Zuxin_liu on the Robustness of Safe Reinforcement Learning Under Observational Perturbations 2022

[TOC]

Title: On the Robustness of Safe Reinforcement Learning Under Observational Perturbations
Author: Zuxin Liu et. al.
Publish Year: 3 Oct 2022
Review Date: Thu, Dec 22, 2022

Summary of paper

While many recent safe RL methods with deep policies can achieve outstanding constraint satisfaction in noise-free simulation environment, such a concern regarding their vulnerability under adversarial perturbation has not been studies in the safe RL setting.

we are the first to formally analyze the unique vulnerability of the optimal policy in safe RL under observational corruptions. We define the state-adversarial safe RL problem and investigate its fundamental properties. We show that optimal solutions of safe RL problems are theoretically vulnerable under observational adversarial attacks
we show that existing adversarial attack algorithms focusing on minimizing agent rewards do not always work, and propose two effective attack algorithms with theoretical justifications – one directly maximise the constraint violation cost, and one maximise the task reward to induce a tempting but risky policy.
- Surprisingly, the maximum reward attack is very strong in inducing unsafe behaviors, both in theory and practice
we propose an adversarial training algorithm with the proposed attackers and show contraction properties of their Bellman operators. Extensive experiments in continuous control tasks show that our method is more robust against adversarial perturbations in terms of constraint satisfaction.

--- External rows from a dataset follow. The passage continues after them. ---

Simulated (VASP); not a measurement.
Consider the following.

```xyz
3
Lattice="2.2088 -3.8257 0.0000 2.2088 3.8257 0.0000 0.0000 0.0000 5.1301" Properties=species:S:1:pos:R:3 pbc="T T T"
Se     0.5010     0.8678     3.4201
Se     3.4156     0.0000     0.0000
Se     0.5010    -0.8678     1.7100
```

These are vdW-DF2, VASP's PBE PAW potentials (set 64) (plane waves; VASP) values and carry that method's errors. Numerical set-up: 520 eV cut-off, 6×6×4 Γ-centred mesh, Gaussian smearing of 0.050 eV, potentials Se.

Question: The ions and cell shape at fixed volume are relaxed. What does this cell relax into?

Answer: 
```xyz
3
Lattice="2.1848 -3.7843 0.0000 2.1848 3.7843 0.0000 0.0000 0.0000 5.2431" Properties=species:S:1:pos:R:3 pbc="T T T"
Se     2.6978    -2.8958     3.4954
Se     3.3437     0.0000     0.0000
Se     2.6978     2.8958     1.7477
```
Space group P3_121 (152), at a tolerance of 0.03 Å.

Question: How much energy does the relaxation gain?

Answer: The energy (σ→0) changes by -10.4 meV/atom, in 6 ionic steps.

Safe reinforcement learning definition

SRL tackles the problem by solving constrained optimisation that can maximise the task reward while satisfying certain constraints.
this is usually done under the Constrained MDP framework and has shown to be effective in learning a constraint satisfaction policy in many tasks.
safe RL has an additional metric that characterises the cost of constraint violations.
there are some cases where sacrificing some reward is not comparable with violating the constraint because the latter may cause catastrophic consequences.

make the attack stealthy

keep the reward as high as possible but aims to generate more constraint violations.
in contrast, existing adversaries on standard RL aims to reduce the overall reward or lead to incorrect decision-making

reward stealthiness

is defined as the increased reward value under the adversary. An state-adversary v is stealthy if the reward it can obtain is higher than the original one.

reward effectiveness

the effectiveness metric measures an adversary’s capability of attacking the safe RL agent to violate constraints. i.e., the increased cost value under the adversary

adversary

Proposition 1
- for an optimal policy pi*, the Maximum Reward Attacker is guaranteed to be reward steathy and effective, given enough large perturbation set.

Citation

it has been shown that neural networks are vulnerable to adversarial attacks – a small perturbation of the input data may lead to a large variance of the output
- ref: Gabriel Resende Machado, Eugênio Silva, and Ronaldo Ribeiro Goldschmidt. Adversarial machine learning in image classification: A survey toward the defender’s perspective. ACM Computing Surveys (CSUR), 55(1):1–38, 2021
- Nikolaos Pitropakis, Emmanouil Panaousis, Thanassis Giannetsos, Eleftherios Anastasiadis, and George Loukas. A taxonomy and survey of attacks against machine learning. Computer Science Review, 34:100199, 2019.

limitation

this paper only considered the observation perturbation instead of the reward perturbation.